Time to adapt or die in the post-Brexit world order
Ireland’s response to Brexit will define our economic landscape for decades to come. Our much-maligned civil servants gave Ireland the best possible start the day after the referendum result, when Taoiseach Enda Kenny, at his most statesmanlike, reassured his people that his government had this under control and had a plan for Brexit.
Kenny even showed us the plan, and it looked like a good plan to me. Our civil servants get a lot of stick. It’s only right we praise them when they do a good job. Again, in fairness to them, Britain had not settled on its mode of exit before last week, but the range of possible negotiating endpoints was becoming obvious some weeks ago.
Despite such a good start, Ireland’s policy makers have yet to articulate their approach to a post-Brexit world beyond grabbing jobs from the City of London.
Those jobs don’t seem to be coming our way, though. That may be no bad thing.
For example, last week HSBC, a bank that helped terrorists and drug cartels launder money, and massively evaded taxes in Switzerland and Mexico, that was found to be engaged in the manipulation of the key Libor interest rate, in Eurobor manipulation, in mis-selling mortgages to Fannie Mae and Freddie Mac in the US, and other offences, has decided to send 1,000 jobs to France, and not Dublin.
Bonne chance, mes amis.
It is hard to underestimate the impact of Brexit on the Irish economy. Last week, the Department of Finance, using an ESRI model, estimated we in Ireland might see a 30 per cent drop in exports to Britain, a rise in unemployment, deepening regional inequality, and 40,000 fewer people in work after ten years. Not good.
We should remember Britain is in a long-term post-imperial decline in relative terms. Britain accounted for 9.1 per cent of the world’s economy in 1870. In 1960, it accounted for 6.5 per cent of the world’s economy. Now it accounts for 2 per cent of the world’s economy, and Brexit will accelerate this.
Ironically, Britain will have its cake and eat it, but it will be a much smaller cake.
Britain is no longer our largest trading partner — in fact, it is one of the smaller ones – but we ignore the changing nature of our relationship with Britain at our peril. In two speeches in London and Davos, British prime minister Theresa May laid out her plans for a hard Brexit, where Britain loses access to the single market and its customs union, thus ensuring tariffs, trade barriers of some kind, and migration controls will return. She pushed the notion of an ‘associate membership’ to remain within the customs union, despite this being simultaneously technically unworkable, logistically difficult, and certainly illegal.

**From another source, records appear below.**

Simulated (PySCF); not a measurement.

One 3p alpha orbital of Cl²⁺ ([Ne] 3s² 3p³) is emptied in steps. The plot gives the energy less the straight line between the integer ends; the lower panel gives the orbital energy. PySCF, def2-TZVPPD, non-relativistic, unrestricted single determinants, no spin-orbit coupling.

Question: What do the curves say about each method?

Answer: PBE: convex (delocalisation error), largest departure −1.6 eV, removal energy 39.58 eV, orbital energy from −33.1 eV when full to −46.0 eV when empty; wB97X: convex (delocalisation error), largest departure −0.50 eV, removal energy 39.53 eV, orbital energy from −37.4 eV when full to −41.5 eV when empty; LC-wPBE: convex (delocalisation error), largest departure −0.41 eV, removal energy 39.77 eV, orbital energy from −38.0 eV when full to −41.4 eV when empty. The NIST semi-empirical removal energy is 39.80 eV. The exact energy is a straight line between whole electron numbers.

She wants tariffs and border controls, but to be within a structure which removes those very things. Again with the cake-eating. She wants to have a trade agreement and a divorce agreement sorted in under two years. She has Bob Hope and no hope of doing either. Trade agreements are notoriously slow affairs, partially because they are highly complex, and partially because the people doing the negotiating are getting seriously well paid to do their work. It is in their interests to let timelines slide. The EU-Canada trade deal, for example, took almost seven years. And that was two negotiating teams that liked each other. Britain/EU negotiations will be much closer to a divorce than an amiable conscious uncoupling.
May has threatened to walk from any negotiations should they not go her way, cutting corporation and business taxes and weaken regulations to entice businesses to stay in Britain, which is directly at odds with her pledges to help the average British worker. The model Britain would pursue would be closer to Singapore or Malaysia, rather than the post-war Britain based on manufacturing and services. This is a direct challenge to the Irish development model and to the global economic system.
(An aside: by removing or curtailing the safety valve of emigration to Britain or the US, it also means some of the channels Ireland used to offset the effects of our once in a generation crises we seem to have every ten years are going to close).
I have argued many times in this column that we need to think about altering our development model. The IDA-supported foreign direct investment model championed by Lemass and TK Whitaker has morphed into a tax haven-lite economy where the Irish-domiciled shadow bank system in the IFSC is 15-20 times the size of the real economy.
A bright spot in all this is the nature of our recovery after 2013. More than two-thirds of the jobs created since the end of austerity have been created in domestic firms, not multinationals.
Our population is now one of the most educated in the world, adaptable in ways we could not imagine in previous periods of crisis. The historic peripherality our economy had to deal with is being partially offset by technology. Irish companies can sell their stuff to the world for next to nothing.
US president Donald Trump has promised US businesses lower corporate taxes, repatriation of some of the cash held in places like Ireland, fewer regulations, improved infrastructure spending to inject demand into the US economy. The result will be more growth, more inflation and a stronger US dollar. This, by the way, is exactly what former president Barack Obama wanted to do in 2014, but he was blocked by many of those now championing Trump on the basis that the US sovereign debt would balloon.
Budget deficits are no problem, apparently, when the person in the White House is a Republican. It should be noted that Trump is a liar and his previous economic plans were thinner than Vladimir Putin’s hair, so the level of uncertainty around the impact of his plans on the Irish economy is very high.
What does this mean for Ireland? It means the forces we are caught between are going to affect our quality of life materially, and our model of economic development must adapt. We rely on our policy makers to adapt as well.